It turns out that Roger Penrose studied this in depth, in The Emperor's New Mind. Penrose is the fellow who teamed up with Stephen Hawking to prove that time and space had a beginning, for which they won the Nobel Prize for Physics c. 1982. In New Mind, Penrose examined whether any explanation is possible for consciousness itself (another way to look at it is, can one prove a beginning for consciousness as they did for space and time?).
Penrose concluded that consciousness is inexplicable.
I was very unsatisfied with Penrose's finish in that book. His conclusion left too many questions and seemed rather arbitrary. I prefer Hofstadter's "Godel Escher Bach" coupled with "Fluid Concepts and Creative Analogies".
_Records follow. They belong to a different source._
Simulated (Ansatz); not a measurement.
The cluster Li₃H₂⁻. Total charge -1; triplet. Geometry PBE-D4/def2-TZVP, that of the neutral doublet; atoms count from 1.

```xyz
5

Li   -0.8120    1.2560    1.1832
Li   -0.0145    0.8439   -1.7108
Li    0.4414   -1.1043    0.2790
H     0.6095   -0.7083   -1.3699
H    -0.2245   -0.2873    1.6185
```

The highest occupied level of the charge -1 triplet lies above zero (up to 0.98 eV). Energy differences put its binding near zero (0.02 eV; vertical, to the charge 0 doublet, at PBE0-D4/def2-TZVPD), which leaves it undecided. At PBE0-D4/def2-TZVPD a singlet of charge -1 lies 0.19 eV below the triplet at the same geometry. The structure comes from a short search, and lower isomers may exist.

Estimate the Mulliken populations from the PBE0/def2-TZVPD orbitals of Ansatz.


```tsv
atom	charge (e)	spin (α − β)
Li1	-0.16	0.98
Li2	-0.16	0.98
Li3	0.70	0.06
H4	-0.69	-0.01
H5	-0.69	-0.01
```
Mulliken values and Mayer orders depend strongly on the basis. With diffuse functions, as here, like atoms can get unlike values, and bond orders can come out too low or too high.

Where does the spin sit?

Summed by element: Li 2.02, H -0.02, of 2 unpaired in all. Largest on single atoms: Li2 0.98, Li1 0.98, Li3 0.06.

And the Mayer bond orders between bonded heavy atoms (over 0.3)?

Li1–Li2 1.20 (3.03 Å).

But the book that best handles this subject (embodied mind) is "Philosophy In The Flesh". I forget the authors right now but I'll post them when I get home. It presents how the findings of analytical psychology and neuroscience has changed our view of the mind, away from classical western philosophy and a platonic world view.
Not to summarize the book here but it shows how our thoughts are mostly metaphorical. The metaphors arrive from our bodies interaction with the physical world. I'm feeling up today. We have a long way to go. Stocks are down. How these relations arrive can then be traced to how our nerves develop.